Two recent Canadian criminal court rulings considered charges resulting from the conduct of passengers aboard international commercial flights that landed in Canada.
These rulings confirm the jurisdiction of Canadian authorities to prosecute those who, during a flight that terminates in Canada, commit acts that would be considered a criminal offence under Canadian law.
On April 27, 2011, Michele Jules Ego (a 73 year old tourist from the French island Réunion) was charged under the Aeronautics Act for using an electronic device without permission and failing to comply with flight crew instructions. Mr Ego, a licensed pilot and retired mathematics professor, was using his GPS system on a flight from Minneapolis to Winnipeg. He also refused to buckle his seat belt when ordered to do so by the flight crew.
Section 602.08 of the Canadian Aviation Regulations states that a portable electronic device shall not be used if it may impair the functioning of the aircraft’s systems or equipment and that portable electronic devices can only be used with the permission of the operator of the aircraft.
While it is arguable as to whether a portable GPS unit would interfere with the systems or equipment of an aircraft, Mr. Ego did not have the permission of the operator to use the device. He pled guilty and was fined $250.
On August 15, 2009, Mr. Patrick Minot (a French electronics engineer and entrepreneur) was traveling from Paris, France to Boston, Mass. on an American Airlines aircraft. During the flight, Mr. Minot was observed using two “weird devices”, one of which he had attached to the interior wall of the aircraft with a putty-like substance. The flight crew confiscated the devices, his cell phone, his GPS device and his laptop, which he had turned on in defiance of instructions from a flight attendant.
The flight was then diverted to Gander, Newfoundland, and police officers met Mr. Minot on arrival. He was arrested and charged with mischief under the Criminal Code and interference under the Aeronautics Act. Mr. Minot pled guilty and was convicted and sentenced to time served (3 days), a restitution order of $22,000 (payable to American Airlines) and a fine of $10,000.
Mr. Minot then appealed his conviction to the Newfoundland and Labrador Court of Appeal, and raised a number of somewhat technical arguments.

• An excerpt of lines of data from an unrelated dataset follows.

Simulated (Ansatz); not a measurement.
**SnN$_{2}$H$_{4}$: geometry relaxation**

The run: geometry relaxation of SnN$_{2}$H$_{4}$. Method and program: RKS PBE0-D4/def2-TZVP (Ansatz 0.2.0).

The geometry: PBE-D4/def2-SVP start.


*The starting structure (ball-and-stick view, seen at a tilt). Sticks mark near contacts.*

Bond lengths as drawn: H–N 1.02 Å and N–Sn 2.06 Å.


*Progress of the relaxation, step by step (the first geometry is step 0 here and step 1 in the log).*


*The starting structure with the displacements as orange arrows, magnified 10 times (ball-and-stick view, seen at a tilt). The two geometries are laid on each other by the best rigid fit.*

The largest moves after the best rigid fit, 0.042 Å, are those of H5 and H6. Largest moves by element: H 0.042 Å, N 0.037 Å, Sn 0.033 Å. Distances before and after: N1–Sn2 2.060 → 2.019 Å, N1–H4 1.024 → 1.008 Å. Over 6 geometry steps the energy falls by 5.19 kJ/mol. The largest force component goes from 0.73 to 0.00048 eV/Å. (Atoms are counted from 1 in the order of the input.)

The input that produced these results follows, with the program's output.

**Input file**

Section 7(7) of the Criminal Code requires the Attorney General (the “AG”) to consent to the continuation of proceedings within eight days of their commencement in situations where the accused is not a Canadian citizen. Since no evidence was tendered at trial by the Crown proving that the AG had consented, Mr. Minot argued that the Court had no jurisdiction over him or his offences. The Court ruled that jurisdiction is presumed until it is challenged. Mr. Minot had not challenged jurisdiction at trial. However, the Court accepted new evidence on appeal, since jurisdiction was now being challenged. The Crown presented evidence of the AG’s consent, and this ground of appeal was dismissed.
Mr. Minot also argued that the flight “terminated” in Boston, not Gander, and therefore the Court did not have jurisdiction. The Court ruled that the flight “terminated” once it landed in Gander and opened a door for Mr. Minot to disembark. This was enough to constitute termination under the Criminal Code.